Throughout this period - and beyond it - the three main frontier problems were German pressure in the west, Bohemia's claim to Silesia in the south-west, and the control of the pagan Pomeranians in the north. (At one time Pomerania had been lost to King Canute of Denmark and England.) Silesia, during the whole of the Piast dynasty, was ruled by members of the Piast family; but at times their overlord was the King of Bohemia, and Silesia periodically changed hands between Bohemia and Poland.

Boleslaw III checked the eastward advance of the Germans by a great victory over the forces of the Emperor. He also succeeded in subduing the Poseranians, and undertook their conversion to Christianity. Within Poland he reorganised the state, but then made the mistake of providing for the division of the country after his death into five principalities, to be ruled by his sons and their descendants.

This ushered in the second period - nearly two centuries of disruption, during which Poland ceased to be a united nation and principalities proliferated. Weakened by dynastic rivalries the royal power became insignificant, and that of the nobility - the great landlords and the clergy grew. The Church, however, with all the dioceses subject to the Archbishop of Gniezno, remained the one unifying influence.

During this 'period of division' external dangers were left to be coped with, as best they could, by the provinces directly threatened. In the north this resulted in the local ruler calling in the Teutonic Knights* for help against incursions by the pagan Prussians. The Knights thereupon, in the course of the 13th century incorporated Prussia within the German Empire. The Slavonic Prussians were converted to Christianity, and East Prussia was colonised by German settlers. The Knights also occupied the land to the west - known as West Prussia or eastern Pomerania - at the beginning of the 14th century.

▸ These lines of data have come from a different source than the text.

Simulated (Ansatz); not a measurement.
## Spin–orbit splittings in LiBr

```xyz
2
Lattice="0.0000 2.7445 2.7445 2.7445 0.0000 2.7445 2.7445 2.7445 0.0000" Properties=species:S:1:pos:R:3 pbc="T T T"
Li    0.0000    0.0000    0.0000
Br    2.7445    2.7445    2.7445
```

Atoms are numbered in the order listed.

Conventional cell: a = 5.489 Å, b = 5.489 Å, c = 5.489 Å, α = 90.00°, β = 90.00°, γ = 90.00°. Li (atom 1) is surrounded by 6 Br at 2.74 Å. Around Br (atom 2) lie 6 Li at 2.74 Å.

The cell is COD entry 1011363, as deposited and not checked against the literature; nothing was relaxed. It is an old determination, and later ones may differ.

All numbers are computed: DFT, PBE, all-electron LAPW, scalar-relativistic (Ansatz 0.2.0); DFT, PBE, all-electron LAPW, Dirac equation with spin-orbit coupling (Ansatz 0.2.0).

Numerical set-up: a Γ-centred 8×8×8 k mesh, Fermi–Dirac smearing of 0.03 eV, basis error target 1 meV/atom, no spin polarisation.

Another blow which befell Poland in the 13th century was a Tatar invasion. In 1241 the Tatars devastated Poland (and Russia and Hungary) and reached Silesia, where they crushed a valiant resistance of Germans and Poles before they withdrew. They did not return to Poland; but they left on the south-eastern steppes of Russia the “Golden Horde", which dominated Russia for the next 200 years. In Poland the devastation was in time repaired, but the Poles had to live under the threat of further invasion. And in Silesia a result of the 1241 raid was an increase in German settlement there, to help in re-building and re-population.

The Germans were also steadily extending their political control over the thinly populated Slav territory to the west of Poland; and there was German economic penetration into the Polish states. This was encouraged by many of the Polish princes, attracted by the higher standards of Western Europe. The Germans settled mainly in the towns; and many Jews, too, expelled from other countries, were welcomed in Poland.

The first moves towards re-uniting Poland (now fourteen principalities) were made by the Silesian Piasts, but they failed owing to the hostility of the Piasts of Great Poland (in the central lands). In 1296 the magnates of Great Poland elected Ladislas, ruler of one of the principalities, to reign over them. They then changed their minds and elected King Vaclav of Bohemia to be King of Poland. But after Vaclav's death in 1305 Ladislas, with papal support, succeeded in uniting the principalities in Great and Little (southern) Poland under his, and was eventually crowned King.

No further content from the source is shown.